A 1031 Exchange, also known as a Like Kind Exchange or Starker Tax Deferred Exchange (named for an investor who challenged and won a case against the IRS) is a transaction under United States law which specifies under section 1031 of the Internal Revenue Code, 26 U.S.C. § 1031the following:
“No gain or loss shall be recognized on the exchange of property held for productive use in a trade or business or for investment if such property is exchanged solely for property of like kind which is to be held either for productive use in a trade or business or for investment.”
I have had a number of clients involved in 1031 Exchanges and there is often confusion on what they are and how to execute them correctly. Here’s a quick summary.
In essence, a 1031 Exchange (otherwise known as a tax-deferred exchange) is the strategy of selling one investment property (that’s qualified) and acquiring another investment property (also qualified) within a specific time frame. Any property owner or investor should consider such an exchange when he or she expects to acquire a “like kind” property after the sale of an existing investment property. A 1031 exchange is unique because the entire transaction is treated as an exchange and not as a simple sale, which, in the end, allows the taxpayer to qualify for a deferred gain treatment with the IRS in lieu of a capital gains tax. The main rationale for a 1031 is that the IRS depreciates capital real estate investments every year as long as you hold the investment, until it is fully depreciated. Whenever you sell the property, the IRS will tax you on the depreciated value.

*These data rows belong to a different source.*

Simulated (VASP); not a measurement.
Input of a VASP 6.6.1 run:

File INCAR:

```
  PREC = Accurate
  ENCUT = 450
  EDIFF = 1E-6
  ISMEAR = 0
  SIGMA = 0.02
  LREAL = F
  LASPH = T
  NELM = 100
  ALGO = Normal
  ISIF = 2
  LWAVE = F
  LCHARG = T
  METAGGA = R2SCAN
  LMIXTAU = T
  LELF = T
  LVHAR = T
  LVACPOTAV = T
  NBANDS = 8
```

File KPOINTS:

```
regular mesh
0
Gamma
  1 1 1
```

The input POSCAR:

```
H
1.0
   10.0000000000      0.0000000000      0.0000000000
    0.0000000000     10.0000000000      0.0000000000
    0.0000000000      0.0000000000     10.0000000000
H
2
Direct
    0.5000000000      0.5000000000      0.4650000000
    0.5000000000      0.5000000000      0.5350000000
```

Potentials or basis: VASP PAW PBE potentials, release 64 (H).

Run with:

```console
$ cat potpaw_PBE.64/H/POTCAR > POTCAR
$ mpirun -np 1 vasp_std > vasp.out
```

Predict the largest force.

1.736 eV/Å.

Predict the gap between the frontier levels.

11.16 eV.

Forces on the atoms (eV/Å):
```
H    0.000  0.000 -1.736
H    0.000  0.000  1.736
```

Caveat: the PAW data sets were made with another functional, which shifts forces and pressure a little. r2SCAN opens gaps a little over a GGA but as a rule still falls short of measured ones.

Anyone thinking about executing a 1031 Exchange needs to make sure they choose an experienced real estate agent, a Qualified Intermediary and a professional Escrow company to insure that the property qualifies and that all documents are prepared properly. There are definite tax benefits to a 1031 but even minor mistakes can lead to major financial loss. It’s critical to find a professional Exchange Accommodator before embarking on this investment strategy.
Exchanging Fractional Ownership Interests Under Section 1031
Fractional ownership, also known as interval ownership, is becoming an increasingly popular form of property ownership in Hawaii where resort living is in high demand and the cost of property continues to rise.
Fractional ownership is an arrangement in which two to six individuals or entities hold shared legal title to a single parcel of real estate or a condominium unit. Each owner owns a fraction of the total ownership. This arrangement allows those who might not otherwise be able to afford the resort lifestyle to do so by sharing the expense of ownership with others.